The White Queen: In Love With The King, Review
The White Queen makes the first move on a frustrated King who wants a little before he goes off to battle.
In the 1960s, everyone in music followed The Beatles, but for The Rolling Stones, it was almost a religion. The Stones initial mission was to be the anti-Beatles. It seemed for a while that the Stones did everything the Beatles did about two months later. The Beatles used sitar on “Norwegian Wood,” the Stones used sitar for “Paint it Black.” The Beatles put death in the sweetly pop country cut “Baby’s in Black.” The Stones went dark for “Paint it Black.” Sgt. Pepper’s Lonely Heart’s Band … Their Satanic Majesty’s Request. But the Stones were and are artistic geniuses in their own right, carving out a completely unique sound and vision of themselves as a band.

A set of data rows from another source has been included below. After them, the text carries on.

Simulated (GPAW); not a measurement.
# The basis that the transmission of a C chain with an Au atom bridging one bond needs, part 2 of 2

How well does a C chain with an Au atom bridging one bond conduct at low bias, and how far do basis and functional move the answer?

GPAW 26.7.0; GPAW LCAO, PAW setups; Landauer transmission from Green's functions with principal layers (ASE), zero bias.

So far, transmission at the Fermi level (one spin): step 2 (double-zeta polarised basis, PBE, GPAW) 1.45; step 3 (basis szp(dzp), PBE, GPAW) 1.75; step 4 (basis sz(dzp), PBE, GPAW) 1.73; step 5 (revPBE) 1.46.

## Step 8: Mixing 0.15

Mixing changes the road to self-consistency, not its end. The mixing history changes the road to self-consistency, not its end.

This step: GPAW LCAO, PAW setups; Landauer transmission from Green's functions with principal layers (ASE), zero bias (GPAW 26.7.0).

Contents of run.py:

This brings us to Starz and HBO. While they never had a modus operandi of being the anti-HBO, the “cable bad boys,” they seem to do everything about a season after HBO. Well, after they played catch-up. HBO had a long run with the series that made them a class act, The Sopranos. They explored similar themes with Boardwalk Empire and the short-lived and ironically-titled Luck. Starz brought out Magic City. HBO told the rise of an empire in two seasons on Rome. Starz showed us Xena naked in Spartacus (don’t lie, that’s why you watched it). HBO is bringing George RR Martin’s fantasy novel series to a classic run. Starz is giving us a version of Philippa Gregory’s historical novel series The Cousins’ War with The White Queen. So far, in the British battle royale, Starz has been the Dave Clark Five.
The White Queen is no different. It will tell over a 10 episode arc, the history of the War of the Roses that decided the future royal British fambly. Game of Thrones is an allegory of the same period, but as it is set in an alternate reality, they don’t have to stick to any recorded fact. The White Queen is stuck with history. It was a very interesting time and there will be scandals and violence galore. There’s already sex in the first episode. Mind you, it’s all legs and elbows, but it’s happening. Gang of Thorns also has dragons, which history wouldn’t bear out, so instead The White Queen gives us magic. In Elizabeth’s case it’s visions. This isn’t to say that visions won’t be as visually exciting as dragons. Dragons breathe fire. Cool, but what have you done for me lately? I am interested in how they will play out when the audience gets a glimpse into the mind of the daughter of a witch. Who’s the daughter of a witch. It goes back.
Director James Kent visually references Game of Thornes so many times, you’d think it was a spinoff. The opening shot with the tree and the spinning, aren’t those the credits to Crown of Thrones? The White Queen herself, Elizabeth Woodville, was left a widow by one of the men who tried to kill the King she’s now queening over. So she’s not the most innocent White Queen, which is good. Rebecca Ferguson might just give her a touch of Princess Diana. She has a repressed giddiness that’s young and charming. Too bad she almost wretches when she gets the visions. When her eyes throw up whatever she’s seeing as a possible vision of her sons future if they go off with strangers, it was almost startling. But that might have been the work of Janet McTeer who plays Elizabeth’s mum, Jacquetta or how they says it in cockney, Lady Rivers.
The upshot is The King, Eddie the fourth, played by Max Irons is a horny brute bastard who’s bedded everyone in town and Elizabeth is the closest good-looking woman to the next battle field. Problem is she has a problem with him trying to rape her. Not unless he marries her, apparently, just so long as he’s the king she’s been fishing for with her mother the seamstress with the mostest. “There go all the children you’ll never have, all the dreams you won’t remember.” Put a ring on it. And the king promises to do it. So they have a secret wedding. That should be no problem, look how the first secret meeting ended, with the you made me look like an asshole and the I’ll never darken your towels again talk as he went riding off to his camp of men too ugly to bugger even if they were at sea. What could go wrong? Elizabeth ain’t putting out til there’s a wedding, a really cheap wedding, not even the Earl of Sandwich. So King and Queen get to get it on and if he dies, well, it’s a secret, unless Elizabeth get pregnant. In which case she has to lam it out of there. What could go wrong is the Kingmaker, Richard Neville, the Sisteenth Chapel of Warwick, a Machiavellian masterpiece. I’m looking forward to what James Frain will do with him.